Test an observed network statistic against a NULL distribution

simulates n_sim networks from a NULL model (default erdos-renyi at the observed density), applies the user-supplied statistic to each, and reports how the observed statistic compares – point estimate, percentile of the NULL distribution, and two-sided monte carlo p-value against the selected NULL model.

Usage

compare_to_null(
  netlet,
  fn,
  n_sim = 200L,
  model = c("erdos_renyi", "configuration", "dyad_permutation"),
  alpha = 0.05,
  seed = NULL,
  verbose = TRUE
)

Arguments

netlet

the observed netify object.

fn

function. takes a netify object (not an igraph or matrix) and returns a single numeric value or a named numeric vector. called once on the observed netlet and n_sim times on the simulated draws. wrap igraph helpers with to_igraph() inside fn, e.g. fn = function(net) igraph::transitivity(to_igraph(net)).

n_sim

integer. number of NULL-model draws (default 200).

model

character. NULL-model family; passed to simulate.netify(). one of "erdos_renyi" (default), "configuration", "dyad_permutation".

picking a NULL model. for ergm-trained users:

erdos_renyi: random graph at observed density. use when the NULL hypothesis is "no structure beyond density."
configuration: random graph preserving the observed degree sequence. use when you want to ask "is my observed structure surprising given the degree distribution?" – already conditions on degree.
dyad_permutation: vertex-label permutation. preserves the full degree distribution and weight values; use when comparing attribute-aware structure (homophily, mixing) against actor relabelings.

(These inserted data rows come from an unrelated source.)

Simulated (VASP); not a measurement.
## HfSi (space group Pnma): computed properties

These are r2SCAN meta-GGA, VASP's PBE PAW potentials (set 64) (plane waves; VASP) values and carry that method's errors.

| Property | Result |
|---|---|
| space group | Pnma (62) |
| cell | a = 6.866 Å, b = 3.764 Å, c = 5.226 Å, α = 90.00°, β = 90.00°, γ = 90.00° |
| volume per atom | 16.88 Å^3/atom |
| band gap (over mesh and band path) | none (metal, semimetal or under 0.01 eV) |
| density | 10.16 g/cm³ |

for weighted netlets, the simulator draws weights from the empirical non-zero weight distribution so observed-vs-NULL stats are computed on comparable scales (dyad_permutation is exact – it preserves weights via relabel).

alpha

numeric in (0, 1). two-sided alpha for the percentile ci of the NULL distribution (default 0.05 -> 95%).

seed

optional integer. if supplied, sets a local rng seed and restores the user's global stream afterward. if NULL, NULL draws use and advance the current rng stream normally.

verbose

logical. progress ticker every 50 draws.

Value

a data.frame (also class "netify_null_test") with one row per stat and columns:

metric: name of the statistic.
observed: observed value on netlet.
n_valid: number of non-na simulated draws used for that metric.
null_mean, null_sd: moments of the NULL distribution.
null_lower, null_upper: percentile ci bounds.
p_value: two-sided monte carlo p-value using the simulated NULL draws.
extreme: logical: is observed outside [null_lower, null_upper]?

Details

combines simulate.netify() + a vectorized fn loop into the single-call entry users actually want: "is my observed transitivity surprising vs. a random graph?"

parallel execution

compare_to_null runs serially. at n_sim > 50 with large n, the per-draw fn() cost (igraph community detection, full summary_actor) dominates wall-clock. there is no built-in parallel = argument; drive the loop manually with future.apply::future_lapply():


library(future); library(future.apply)
plan(multisession)
sims <- simulate(net, nsim = n_sim, model = "erdos_renyi", seed = 1)
null_draws <- future_lapply(sims, fn, future.seed = TRUE)

summarize null_draws as compare_to_null does internally (rowmeans, quantiles, two-sided p). for 15k-node weekly snapshots with n_sim = 500, a 4-core multisession plan cuts wall-clock by roughly 3.5x.

Author

cassy dorff, shahryar minhas

Examples

# \donttest{
data(icews)
net <- netify(icews[icews$year == 2010, ],
actor1 = "i", actor2 = "j", symmetric = FALSE, weight = "verbCoop")
my_stat <- function(net) {
s = suppressMessages(summary(net))
c(transitivity = s$transitivity, reciprocity = s$reciprocity)
}
compare_to_null(net, my_stat, n_sim = 20, seed = 1)
#>         metric  observed n_valid    null_mean     null_sd   null_lower
#> 1 transitivity 0.6386063      20 6.798360e-01 0.004246135  0.674381883
#> 2  reciprocity 0.9823385      20 5.998642e-05 0.008271665 -0.007391334
#>   null_upper   p_value extreme
#> 1 0.68919492 0.0952381    TRUE
#> 2 0.01832314 0.0952381    TRUE
# }